When our son Taraz was a year old my wife and I used music to help him get to sleep. The album we used the most came from MJ Cyr, a wonderful artist who puts passages from the sacred writings of the Baha’i Faith to music. As a result, I’ve had a great number of occasions to think about the meaning of the song lyrics.
One of those songs draws its words from The Seven Valleys, a short book by Baha’u’llah about the spiritual journey. The first verse of the song struck me as especially powerful. Baha’u’llah writes that when the spiritual seeker reaches a certain level of development,
He seeth in himself neither name nor fame nor rank, but findeth his own praise in praising God. He beholdeth in his own name the name of God; to him, “all songs are from the King,” and every melody from Him. – Baha’u’llah, The Seven Valleys, p. 18.
If you find this passage a bit confusing, don’t worry—you’re not the only one. The Seven Valleys is a lot harder to read than most things we read on an ordinary basis. The first time I tried the book, it went straight through my brain and right back out, leaving little impression on my memory or understanding.
To increase my meager understanding, I use a technique that helps me understand passages like this one: examine the sentences around it. To some extent they might re-state the same theme, only using different words and images. Likewise, different passages may say something else entirely, but those ideas might also represent different aspects of the same theme.

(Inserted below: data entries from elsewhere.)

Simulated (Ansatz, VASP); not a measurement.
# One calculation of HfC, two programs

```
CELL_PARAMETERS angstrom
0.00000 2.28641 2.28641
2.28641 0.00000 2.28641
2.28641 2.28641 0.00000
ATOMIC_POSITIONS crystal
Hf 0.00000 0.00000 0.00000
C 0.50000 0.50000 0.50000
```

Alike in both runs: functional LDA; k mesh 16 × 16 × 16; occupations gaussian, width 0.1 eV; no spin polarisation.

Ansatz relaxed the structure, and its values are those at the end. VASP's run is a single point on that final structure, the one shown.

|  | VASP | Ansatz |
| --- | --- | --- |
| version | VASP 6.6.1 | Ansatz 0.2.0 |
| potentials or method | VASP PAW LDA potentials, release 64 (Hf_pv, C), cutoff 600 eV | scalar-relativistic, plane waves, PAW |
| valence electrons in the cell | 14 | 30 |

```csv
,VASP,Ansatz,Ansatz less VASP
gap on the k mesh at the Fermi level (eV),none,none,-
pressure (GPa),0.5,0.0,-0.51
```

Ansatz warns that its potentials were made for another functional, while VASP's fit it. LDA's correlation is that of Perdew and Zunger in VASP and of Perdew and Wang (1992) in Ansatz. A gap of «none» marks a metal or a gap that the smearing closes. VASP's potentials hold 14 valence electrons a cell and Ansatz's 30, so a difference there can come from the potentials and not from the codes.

In this case, it seems to me that the concepts underlying this passage support two other passages from the same section, despite their separation by a few pages. MJ Cyr even helps us out by including them in her song:
He looketh on all things with the eye of oneness, and seeth the brilliant rays of the divine sun shining from the dawning-point of Essence alike on all created things… – Ibid.
In every city he will behold a world, in every Valley reach a spring, in every meadow hear a song. But the falcon of the mystic heaven hath many a wondrous carol… – Ibid., p. 28.
I think, between the three passages I’ve quoted so far, we have a common thread running through all of them: God’s influence penetrates all things.
So when we adjust our spiritual vision, we can see that everything good in this world reflects God’s love for us. Wherever we look we can see traces of divine bounty. That’s a great inspiration for praising and worshipping God. At the same time, that divine power works within our souls and through our actions. Perhaps this is what Baha’u’llah means when he says the seeker “findeth his own praise in praising God.” By worshipping God, the seeker also acknowledges something holy within the soul that exceeds the boundaries of his or her personhood. That shows us our true nature, not the identity assigned to us by society: “He seeth in himself neither name, nor fame, nor rank.”
In our lives many of us are hungry for praise, and those words of Baha’u’llah address that urge. We want to see other people acknowledge our effort and contributions, and we may often take this to excess. We compete for credit and positive attention and tear people down if we don’t like what we hear. The desire for praise feeds the ego and can bring out all its worst tendencies.
In the selfish pursuit of praise we separate ourselves from each other. We enclose our minds and hearts upon themselves. But in the passages quoted above, Baha’u’llah presents an entirely different way of thinking about the self, and our relationships with the people around us and with God:
He seeth in himself neither name nor fame nor rank, but findeth his own praise in praising God. He beholdeth in his own name the name of God; to him, “all songs are from the King,” and every melody from Him. – Ibid., p. 18.
When this detached, spiritual person praises God, he finds this praise reflected back on the divine within himself—and anything praiseworthy in others manifests this same light. That bright light is in us, but it does not belong to us. It illumines us and praises God, but it is apart from us and does not emerge from the me, me, me of egotism. It opens us to the unity of God that shines within the universe.